Canadian spies interrogated Afghan prisoners, insiders reveal – Security experts stunned by CSIS’s role in questioning Taliban fighters who may have been tortured
Officers of the Canadian Security Intelligence Service have played a crucial and long-standing role as interrogators of a vast swath of captured Taliban fighters, The Canadian Press has learned.
The spies began working side-by-side with a unit of military police intelligence officers as the Afghan war spiralled out of control in 2006, according to heavily censored witness transcripts filed with the Military Police Complaints Commission.
The spy agency’s previously unknown role in questioning detainees adds a new dimension to the controversy about the handling and possible torture of prisoners by Afghan security forces.
It also raises more questions about the critical early years in Kandahar when the Canadian military found itself mired in a guerrilla war it had not expected to fight.
CSIS acknowledged in 2006 that its members gathered intelligence in Afghanistan, but the spy service’s precise role has remained in the shadows until now.

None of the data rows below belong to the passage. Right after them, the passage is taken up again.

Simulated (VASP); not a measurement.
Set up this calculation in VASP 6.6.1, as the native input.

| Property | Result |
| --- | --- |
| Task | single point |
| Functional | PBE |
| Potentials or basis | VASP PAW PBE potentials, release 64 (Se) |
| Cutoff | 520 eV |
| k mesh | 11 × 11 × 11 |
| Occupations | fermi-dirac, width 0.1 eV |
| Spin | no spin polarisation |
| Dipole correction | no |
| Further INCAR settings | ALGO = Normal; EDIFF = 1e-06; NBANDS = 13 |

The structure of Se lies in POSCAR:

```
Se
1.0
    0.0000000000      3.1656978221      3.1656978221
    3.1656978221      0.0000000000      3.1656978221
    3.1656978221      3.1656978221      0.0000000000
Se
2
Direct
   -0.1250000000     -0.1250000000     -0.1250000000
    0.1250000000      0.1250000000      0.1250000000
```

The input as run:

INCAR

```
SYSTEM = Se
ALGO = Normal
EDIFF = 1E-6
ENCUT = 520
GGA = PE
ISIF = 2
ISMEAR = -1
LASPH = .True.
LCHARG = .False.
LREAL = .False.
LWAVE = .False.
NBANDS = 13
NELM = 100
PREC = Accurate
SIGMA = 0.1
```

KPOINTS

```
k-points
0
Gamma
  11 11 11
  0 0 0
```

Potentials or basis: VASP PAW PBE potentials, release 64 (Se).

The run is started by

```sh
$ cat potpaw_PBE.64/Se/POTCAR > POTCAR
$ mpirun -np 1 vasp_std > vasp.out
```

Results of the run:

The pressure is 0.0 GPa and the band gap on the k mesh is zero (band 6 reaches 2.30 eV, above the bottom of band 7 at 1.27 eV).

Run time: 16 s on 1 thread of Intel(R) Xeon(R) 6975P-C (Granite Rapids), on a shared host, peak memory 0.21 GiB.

Maj. Kevin Rowcliffe, former staff adviser to Canada’s overseas operations commander, told investigators with the complaints commission there were questions about how much experience the army’s intelligence officers had in grilling prisoners.
“There was a lot of discussion in my headquarters about who was qualified to do interrogations, because we’re not talking the normal police interview, we’re talking interrogations, which (censored) were doing, not (military police),” says an edited transcript of the Dec. 6, 2007, interview.